Even if, as appears more likely every day, Congress does nothing in 2021 to strengthen federal voting-rights laws, stronger enforcement of existing laws by the U.S. Department of Justice would be far better than nothing. And that’s exactly what Attorney General Merrick Garland pledged to undertake in a speech on Friday. “He said that within 30 days the department would double the Civil Rights Division’s voting rights enforcement staff and committed to working with other agencies to combat voting-related disinformation,” Politico reports. This would give new assistant attorney general for civil rights Kristen Clarke a much better chance to initiate an effective voting-rights strategy absent new legislation.
Alluding to the profusion of new voting restrictions being enacted by Republican-controlled state governments from Georgia to Florida to Iowa to Texas, Garland promised fresh scrutiny from the Justice Department:
Garland said that “many of the changes are not calibrated to address the kinds of voter fraud that are alleged as justification,” and said that DOJ is scrutinizing them to determine whether they violate federal statute.
“Where we see violations we will not hesitate to act,” he said.

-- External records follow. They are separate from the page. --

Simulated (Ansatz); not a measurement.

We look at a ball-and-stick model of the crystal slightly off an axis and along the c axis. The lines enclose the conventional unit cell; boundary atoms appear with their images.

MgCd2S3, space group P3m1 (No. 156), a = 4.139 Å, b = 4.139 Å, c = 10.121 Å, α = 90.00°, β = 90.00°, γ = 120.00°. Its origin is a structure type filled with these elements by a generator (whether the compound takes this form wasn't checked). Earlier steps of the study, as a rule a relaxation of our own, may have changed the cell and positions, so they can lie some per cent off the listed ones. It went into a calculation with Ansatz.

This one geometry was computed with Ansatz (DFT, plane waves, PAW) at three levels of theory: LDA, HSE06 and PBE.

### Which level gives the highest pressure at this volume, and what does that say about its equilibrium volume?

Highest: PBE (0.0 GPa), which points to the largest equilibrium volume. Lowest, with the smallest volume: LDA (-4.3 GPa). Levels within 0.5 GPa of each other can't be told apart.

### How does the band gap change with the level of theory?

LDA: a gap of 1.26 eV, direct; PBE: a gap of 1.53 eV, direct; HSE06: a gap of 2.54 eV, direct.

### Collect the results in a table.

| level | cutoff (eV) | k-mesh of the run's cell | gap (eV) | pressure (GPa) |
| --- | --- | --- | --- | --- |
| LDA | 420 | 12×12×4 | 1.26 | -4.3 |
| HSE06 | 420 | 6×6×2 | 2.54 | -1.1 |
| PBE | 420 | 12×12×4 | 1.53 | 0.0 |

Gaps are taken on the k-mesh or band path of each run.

The AG also cast a dim light on the bizarre “audits” under way in Arizona and other states aimed at undermining the legitimacy of settled 2020 election results.
While the administration would undoubtedly welcome the new tools for voting-rights enforcement contained in the For the People Act and the John Lewis Voting Rights Act that nearly all congressional Democrats favor and nearly all Republicans oppose, existing law does give DOJ significant powers to initiate lawsuits against discriminatory state and local actions under Section 2 of the Voting Rights Act of 1965 (the more powerful Section 5 preclearance requirement was gutted by the U.S. Supreme Court in 2013; restoring it is the central purpose of the John Lewis legislation). But fully utilizing those powers will require adequate resources, which is what Garland is now promising to supply.
It’s not an ideal situation for voting-rights advocates, but at least they know they will have some powerful friends in Washington who can do something about voter suppression.